The sermongate scandal of Ed Litton made plagiarism a front and center issue in Evangelicalism when the newly elected President of the Southern Baptist Convention preached the same exact sermon as the outgoing president JD Greear. The theological liberals, AKA apostates, sought to strike back with accusations that Voddie Baucham both plagiarizes and misquotes Richard Delgado, a Critical Race Theorist, in his popular book Fault Lines.
Voddie Baucham is a shining star in grassroots Evangelicalism, and one of the most prominent critics of Critical Race Theory, who actually wants to destroy the ideology, unlike Neil Shenvi. Joel McDurmon, a theological liberal, has levied accusations that Voddie Baucham plagiarized James Lindsay and misattributes words to Richard Delgado, which he believes are a strawman argument about Critical Race Theory.

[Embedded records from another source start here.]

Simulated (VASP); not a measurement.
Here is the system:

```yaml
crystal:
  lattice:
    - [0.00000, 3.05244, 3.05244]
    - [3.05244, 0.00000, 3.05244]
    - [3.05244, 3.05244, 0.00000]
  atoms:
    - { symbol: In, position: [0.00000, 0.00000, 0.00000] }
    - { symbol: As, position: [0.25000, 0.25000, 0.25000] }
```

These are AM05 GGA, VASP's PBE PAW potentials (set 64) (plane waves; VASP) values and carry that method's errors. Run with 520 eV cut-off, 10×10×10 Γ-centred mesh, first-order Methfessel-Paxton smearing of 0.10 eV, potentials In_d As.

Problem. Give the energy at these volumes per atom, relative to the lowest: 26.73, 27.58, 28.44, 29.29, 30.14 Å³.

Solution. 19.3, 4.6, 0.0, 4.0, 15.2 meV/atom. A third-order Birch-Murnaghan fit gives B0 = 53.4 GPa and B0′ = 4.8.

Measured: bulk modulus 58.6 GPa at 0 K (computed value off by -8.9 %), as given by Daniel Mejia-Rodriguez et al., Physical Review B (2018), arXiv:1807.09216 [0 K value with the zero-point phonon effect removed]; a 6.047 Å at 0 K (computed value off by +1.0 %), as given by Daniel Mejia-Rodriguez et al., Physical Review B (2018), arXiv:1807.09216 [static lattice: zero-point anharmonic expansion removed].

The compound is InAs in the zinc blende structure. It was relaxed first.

According to McDurmon, everything he highlighted in red is not an original quote. The fault in McDurmon’s logic is that after each quote is a citation, indicating four different quotations. McDurmond is correct in arguing that blockquotes are universally understood to be reserved for words not attributed to the author, and that they should not contain commentary. But he is wrong to use Baucham’s poor formatting as grounds for sin.
James Lindsay has already come out and pushed back on the claim that he was plagiarized by Baucham which almost exonerates Fault Lines as a work from the sins that it has been attributed with. However, did Durham incidentally stumble into a real issue?
Multiple clips have surfaced showing Voddie Baucham attributing words to Richard Delgado that were not published, in the same work that he is citing in Fault Lines. In other words, where the quote stops in his book, is not where Voddie Baucham stops the quote during his lectures. Baucham has on video attributed his own commentary to Richard Delgado. This is wrong in that he is baring false witness to bolster his own argument. Unlike the misuse of block quotes, this is a sin issue.
Analysis
In particular, it is a lie and distortion of CRT that it teaches “whites are incapable of righteous action on race,” and that “Storytelling/Narrative Reading is the way black forward knowledge vs. the Science/reason method of white people.” These are complete and utter falsehoods for which Voddie needs to be held accountable.
Joel McDurmon is using this as an excuse to defend Critical Race Theory by stating that Baucham’s commentary about “whites being incapable of righteousness” is a slanderous characterization of Critical Race Theory’s teaching. But having reviewed the Robin DiAngelo’s White Fragility, McDurmon is speaking lies. And Voddie Baucham fueled these lies with both his unwise formatting and evident lying himself during lectures. Critical Race Theory is wicked enough. We do not need to falsely attribute word it it’s academics. Especially since this fight is not in academia, it’s in the church.